There up on stage you'd find immaculately-dressed crooners like Andy Williams sailing smoothly through the likes of Can’t Get Used to Losing You and the magical Moon River.
That was quite a while ago but Mr Williams has recently found himself championed by the lounge core generation, twenty-somethings seeking to recreate the golden age of Sinatra, Bacharach and Andy himself. At 73, he's tickled pink by this rehabilitation and he'll tell you that he's got no plans to retire. These days Andy spends his time holed up in his three-level Moon River Theatre in Branson, Missouri, entertaining capacity audiences of over two thousand on a daily basis.
Alan Corr: Can’t Get Used to Losing You is one of your great songs but I believe you weren't that keen on it at first
Andy Williams: “I didn't think it was going to be a hit. I didn't want to record it but Bob Mercy who did the strings insisted that I do it. He was very bright but I thought the song was dumb and it wasn’t until I heard the orchestration and those plucking strings that it made any sense, without that it wasn't much of a song. It turned out to be a hit, and the b-side was Days of Wine and Roses.”
It seemed to be a golden age for music. Is that gone forever?
“I think so. There are no more Cary Grants around and the movies always led the way, the glamour and what people wore and how they carried themselves and the kind or promotion that the studios gave them, everything was above board. Now everybody produces their own pictures and they're not working for the big studios and nobody tells them what to do so they wear whatever they want to and it’s a completely different situation than it was before.”
Do you think people are looking for a nostalgia fix when they come to see you?
“I think that's certainly part of it. The people who come to my shows here in Branson dress differently than the people who come to the country music shows that play here. They're not going to dress in shorts and a tank top even in the summer, they wear shirts or a pair of slacks or jeans but they won’t come sloppy, awful. They’re just a different kind of crowd that comes here and then in the Fall they actually dress up.”
Would you like to be renowned for your sartorial elegance?
“Well no, but I am a little bit. I don’t wear jeans and it's not because I don't feel comfortable in them. I just don't like them on me, I don't mind other people wearing them. I don't mind if they're worn with a blue blazer, if they're pressed. The ones that bop down around the shoes and get all baggy around the tennis shoes, I don't like that look. It’s the grunge look and I grew up in a different era and I wanted to get my clothes made where Cary Grant and Peter Lawford got their clothes made. I got my clothes made in New York. l cared about that and I do now but I also have three dogs and they slobber. They’re German shorthaired pointers and I'm used to having slobber on my pants.”
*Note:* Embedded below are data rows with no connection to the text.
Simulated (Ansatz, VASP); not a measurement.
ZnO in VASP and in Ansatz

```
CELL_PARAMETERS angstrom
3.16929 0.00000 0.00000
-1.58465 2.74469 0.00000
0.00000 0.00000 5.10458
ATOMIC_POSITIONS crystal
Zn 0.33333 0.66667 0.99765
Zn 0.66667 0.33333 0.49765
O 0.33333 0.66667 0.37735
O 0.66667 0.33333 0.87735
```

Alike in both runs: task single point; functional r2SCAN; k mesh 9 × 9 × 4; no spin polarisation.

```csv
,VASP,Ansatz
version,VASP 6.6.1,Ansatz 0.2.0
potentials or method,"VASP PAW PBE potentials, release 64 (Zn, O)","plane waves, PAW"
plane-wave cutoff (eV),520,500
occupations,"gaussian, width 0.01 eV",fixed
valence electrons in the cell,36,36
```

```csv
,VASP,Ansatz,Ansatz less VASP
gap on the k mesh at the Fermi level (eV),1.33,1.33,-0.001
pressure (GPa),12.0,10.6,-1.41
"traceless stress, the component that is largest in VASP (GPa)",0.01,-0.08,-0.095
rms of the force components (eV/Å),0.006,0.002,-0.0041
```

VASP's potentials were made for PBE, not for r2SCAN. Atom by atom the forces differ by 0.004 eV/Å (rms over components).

When you were working with your brothers back in the 40s and 50s, what was your earliest musical memory?
“I remember The Music Goes Round and Round (proceeds to sing it). It's a dumb song and it was considered a popular hit and our family, we didn't like it very well because we were still singing hymns and doing folk songs and we thought it was kind of trashy but it wasn’t long before we started liking it.”
How did you feel when you went solo and left your brothers. Did you want to be out on your own?
“I didn’t want to be on my own at all. My brothers wanted to break up because we’d been doing it since I was eight years old and my older brother had a wife and three children and he didn't want to go on the road anymore. We were on the road with Kay Thompson and he just decided he wanted to stay home with his kids and he got a job as an insurance man and just got out of the business, and my brother Don always wanted to be an actor so he tried that but ended up being an agent, and my brother Dick wanted to be a band singer so he went with Harry James for a couple of years and then he was also on The Tennessee Ford Show when he was doing The Steve Allen Tonight Show. I didn't know what to do when we broke up. I just knew I could sing and decided to give it a shot. It was quite a shock because I had been part of this very successful act. I went out on my own and nobody knew who the hell I was and it was very, very difficult for several years until I got on television with Steve Allen.”
You're working with Glen Campbell in some of your shows. He’s had some difficult times in the late 60s, early 70s with drink und drugs and marital problems. Did you ever have a crisis like that?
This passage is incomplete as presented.